Description
Common convention among a lot of Go programmers is to not return interfaces, because this always forces a pointer to escape, and thus triggers a heap allocation if the pointer didn't come from an argument. In fact, there's a linter to stop people from hitting themselves with this: https://github.com/butuzov/ireturn.
It also means that if the function is not inlined, Go will not devirtualize interface calls. For example:
package x
type i interface { f() }
type k int
func (*k) f() {}
//go:noinline
func x() i {
return new(k)
}
func y() {
x().f()
}
Go emits the following:
TEXT .y(SB), ABIInternal, $16-0
CMPQ SP, 16(R14)
PCDATA $0, $-2
JLS ...
PUSHQ BP
MOVQ SP, BP
SUBQ $8, SP
CALL .x(SB)
MOVQ 24(AX), AX
MOVQ AX, CX
MOVQ BX, AX
CALL CX
ADDQ $8, SP
POPQ BP
RET
However, by inspection, we can tell that CALL CX
will always call (*k).f
. Go simply does not pipe the information needed to devirtualize this call.
There is a relatively simple optimization opportunity here. There are two cases of interest:
- A function that returns an interface, where, within that function, it is possible to devirtualize every return statement's argument for that return value into the same concrete type.
- The above, but nil is also possible.
We could rewrite the above example as follows:
func x-devirt() *k {
return new(k)
}
func x() i { // Kept only for converting to a function pointer.
return x-devirt()
}
func y() {
x-devirt().f()
}
This is essentially the optimization realized by Rust's -> impl Trait
syntax, which requires that the function return precisely one concrete type, as if the return value was not a trait, but callers only see the trait. The version I suggest doesn't require changing language semantics, but probably opens up the usual optimization opportunities you get out of devirtualization.
Ideally the devirtualized return type would be advertised to callers directly to aid in devirtualization of their own return values, e.g. scribbled somewhere in ir.Func
.
This can be easily extended to functions that return either a concrete value or nil by returning a bool for indicating whether nil was returned or not. Given that this is a relatively common case, it feels worthwhile to try to address it, too.
Of course, once the optimization actually works it may be worthwhile to investigate places in the standard library where multiple unexported types are returned that could return just one, and take advantage of this optimization. For example, fmt.Errorf
returns three different concrete types, but could really get away with one.
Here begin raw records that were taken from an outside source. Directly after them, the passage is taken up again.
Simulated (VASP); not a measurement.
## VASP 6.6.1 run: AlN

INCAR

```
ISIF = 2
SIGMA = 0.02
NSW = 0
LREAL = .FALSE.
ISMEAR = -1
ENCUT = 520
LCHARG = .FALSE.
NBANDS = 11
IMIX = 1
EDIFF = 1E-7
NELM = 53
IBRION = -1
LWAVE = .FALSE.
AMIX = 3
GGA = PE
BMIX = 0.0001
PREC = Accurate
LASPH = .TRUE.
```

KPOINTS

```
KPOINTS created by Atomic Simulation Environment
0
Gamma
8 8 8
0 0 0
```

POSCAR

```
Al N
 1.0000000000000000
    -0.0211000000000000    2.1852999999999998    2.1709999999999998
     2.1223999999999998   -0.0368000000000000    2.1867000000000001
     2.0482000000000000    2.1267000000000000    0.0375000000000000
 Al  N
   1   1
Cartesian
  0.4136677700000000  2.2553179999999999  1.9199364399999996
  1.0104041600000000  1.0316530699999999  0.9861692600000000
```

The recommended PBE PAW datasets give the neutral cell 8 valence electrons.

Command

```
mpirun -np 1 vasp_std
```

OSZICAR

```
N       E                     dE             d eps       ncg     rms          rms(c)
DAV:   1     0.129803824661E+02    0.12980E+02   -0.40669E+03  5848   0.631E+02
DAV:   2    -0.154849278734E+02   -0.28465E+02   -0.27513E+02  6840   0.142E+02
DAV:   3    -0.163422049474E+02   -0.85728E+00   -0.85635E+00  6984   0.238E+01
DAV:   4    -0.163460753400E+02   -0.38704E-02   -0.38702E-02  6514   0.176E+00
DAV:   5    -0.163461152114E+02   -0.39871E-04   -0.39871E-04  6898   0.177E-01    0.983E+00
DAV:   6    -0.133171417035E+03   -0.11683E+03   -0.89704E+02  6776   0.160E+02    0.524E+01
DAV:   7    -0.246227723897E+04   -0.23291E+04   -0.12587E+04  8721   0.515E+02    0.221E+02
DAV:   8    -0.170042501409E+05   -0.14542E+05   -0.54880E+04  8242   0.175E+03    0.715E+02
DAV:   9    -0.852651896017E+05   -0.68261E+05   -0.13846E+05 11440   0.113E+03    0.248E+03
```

Note that this is necessary but not sufficient to eliminate the allocation penalty of x
above. A separate optimization that changes the ABI to require the caller to pass in their own memory, possibly on the stack for a non-escaping return value, for returning a value by pointer would be necessary. This probably also requires making escape analysis track more information. (The C++ ABI on x86_64-unknown-linux does something like this for returning large types by value; the caller allocates space for them, rather than returning them on the stack.)